I’ll be traveling to San Francisco next week with some work colleagues to attend the Web 2.0 Conference. I attended last year (see the ET Archive for coverage) had a great time. In the midst of our hectic Vignette v7 Migration this will be a welcome break for myself and our lead programmer. And, more importantly, a chance for us to brainstorm and get more ideas of how to push the company even further into the present and on into the future. I’ll be covering the conference on this blog. More to come….
Argh! Special characters in our v6 content has caused major headaches for our v7 migration scripts. Our v6 content entry system has no checking of the content entered into the database (other than perhaps a successful insert). Content Entry people have entered all sorts of strange characters into the system. Our migration scripts often are able to successfully enter the content into the v7 system, but the v7 system can’t handle the publishing of those fields into XML. The Vignette XML parser throws errors when it goes to publish the content into XML. We have had to make our migration scripts much more robust at error checking the content fields before the data is entered into the v7 system.
Another problem we’ve run across is all sorts of different data entered into fields it should not have been. Plus data being entered in multiple types of ways. For instance, we have a company profile content type, which has address fields, including city and state. There is no standardization of how users have entered the state… sometimes you get the full name: North Carolina, sometimes the postal appreviation: NC, sometimes a partial abbreviation: N. Carolina, and sometimes whatever they felt like typing: N. Carol. Granted that a lot of the problem is that these freelancers are copying what is in a print magazine issue, and there is no quality control process (or quality checking in the v6 content entry system).

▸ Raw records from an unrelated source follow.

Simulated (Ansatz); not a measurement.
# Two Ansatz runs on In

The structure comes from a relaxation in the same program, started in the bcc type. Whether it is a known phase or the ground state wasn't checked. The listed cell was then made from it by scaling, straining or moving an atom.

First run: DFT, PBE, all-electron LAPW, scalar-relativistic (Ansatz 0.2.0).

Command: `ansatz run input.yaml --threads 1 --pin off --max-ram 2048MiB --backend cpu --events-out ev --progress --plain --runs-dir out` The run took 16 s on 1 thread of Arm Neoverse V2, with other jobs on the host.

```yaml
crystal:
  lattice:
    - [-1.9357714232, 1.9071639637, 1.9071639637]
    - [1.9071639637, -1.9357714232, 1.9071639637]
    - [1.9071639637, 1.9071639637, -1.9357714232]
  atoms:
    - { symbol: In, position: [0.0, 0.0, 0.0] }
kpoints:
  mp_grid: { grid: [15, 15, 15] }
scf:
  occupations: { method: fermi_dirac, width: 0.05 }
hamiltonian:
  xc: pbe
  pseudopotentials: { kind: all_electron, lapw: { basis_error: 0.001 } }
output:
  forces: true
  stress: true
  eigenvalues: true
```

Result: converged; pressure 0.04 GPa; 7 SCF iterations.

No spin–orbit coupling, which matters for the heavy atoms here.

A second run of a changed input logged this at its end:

The migration scripts have had to handle a lot more data cleansing than we had hoped to have to do. In our original migration project planning, we were going to clean the v6 data fields of any html or strange characters and do data cleanup of the states, etc. However, we didn’t really have time for the extra step due to the schedule that has been given to us. So… we’ll do the best we can, and spend a little extra time watching over the migration of each publication.
This week was more exciting than I ever want to have for awhile. The v6 servers started acting extremely slow on Monday around noon – they were maxing out the Oracle server at 100% cpu. We tried restarting them several times and finally we just had to take them down. One of the webservers had a corrupt hard drive, so we took the downtime to run chkdisk on it. Meanwhile, we put in a support ticket with Vignette to figure out what was causing the Oracle database to max out at 100% cpu.
We tracked the issue down to the cstld process from the CDS in the Oracle logs. The CDS was spawning multiples of them at startup, many of which were inactive, and they were spiking the CPU. Vignette’s first step was to increase the logging on the CDS and all the webservers configured on it. Their initial reaction to the Oracle cstld process was to increase the timeout for the cstld so that the CDS wouldn’t leave the inactive processes hanging. We restarted the CDS, but it didn’t help any.
In the log files, Vignette noticed 2 strange occurences: 1) a web server that wasn’t responding and 2) an IP address it was trying to connect to that was timing out. The first one turned out to be a phantom web server – one that had been improperly removed from IIS but not Vignette. At startup, the CDS was trying to connect to it and configure it with information from the CMS. This ended up being the cause of the 100% CPU usage on the Oracle box. The second one was an IP that used to be used by a vignette web site, but now was in use on a non-vignette website on another server – which didn’t speak vignette. I removed both from the system using their knowledge base article about phantom websites. After a restart, the websites all came back up on that CDS and Oracle was happy.
Now to repeat the process on the other CDS…
The second CDS had 4 phantom websites, so I removed them following the same process. After rebooting the server, the websites came back up and Oracle was still happy. Now the question is why this happened on Monday at noon. We had restarted the entire complex on the Thursday before with no ill affects. What had caused the system to suddenly have issues with Oracle?
After letting the websites purr for half a day, I gave my team permission to start using the development environment again to fulfil website changes. I told them they could save changes but not to launch until I gave the go ahead. Meanwhile, I was testing launching on my own and there seemed to be no ill effects on Oracle. I gave the go ahead and everything seemed fine for a few hours. I had a 2 pm meeting which I went to, but an emergency ticket came in during the meeting about all the news items on a particular site not working.
I went to investigate and suddenly two other website were completely down… giving 404 errors. We were seeing this earlier in the week but couldn’t track it down. Well, it turns out people on the web team were making changes and not previewing the templates before launch. There would be an error on the template that they made live and they also didn’t check the site to make sure it launched correctly. Further laziness abounded in that no versions were saved so there was nothing to fall back on. I ended up having to extract missing templates from the database and painstakingly debugging the sites to get them back up. As it stands now, all the websites are working, except one site’s archive, which I need to do further debugging on.
After running through many of the sites trying to get them back up, I noticed that no one has been saving versions. This prompted me to remove everyone’s access to development so we can go over proper procedures on Monday morning. If versions had been saved, I could have done a quick restore of the faulty templates and brought the sites back up within a few minutes. Instead, two sites were down for over a day, with lost revenue from their advertising, plus my lost personal time on nights and evenings. This is a professional publishing company, we need the web designers to act professionally. Quality over quantity.
I do want to give proper credit to the Vignette tech, who helped me through the Oracle issues, Sunny was a pleasure to work with and took steps to escalate the problem when I needed to. She walked me through commands and made sure I knew what I had to do. I’m not a Vignette expert and don’t want to be, but she treated me with respect and understanding. Thanks Sunny.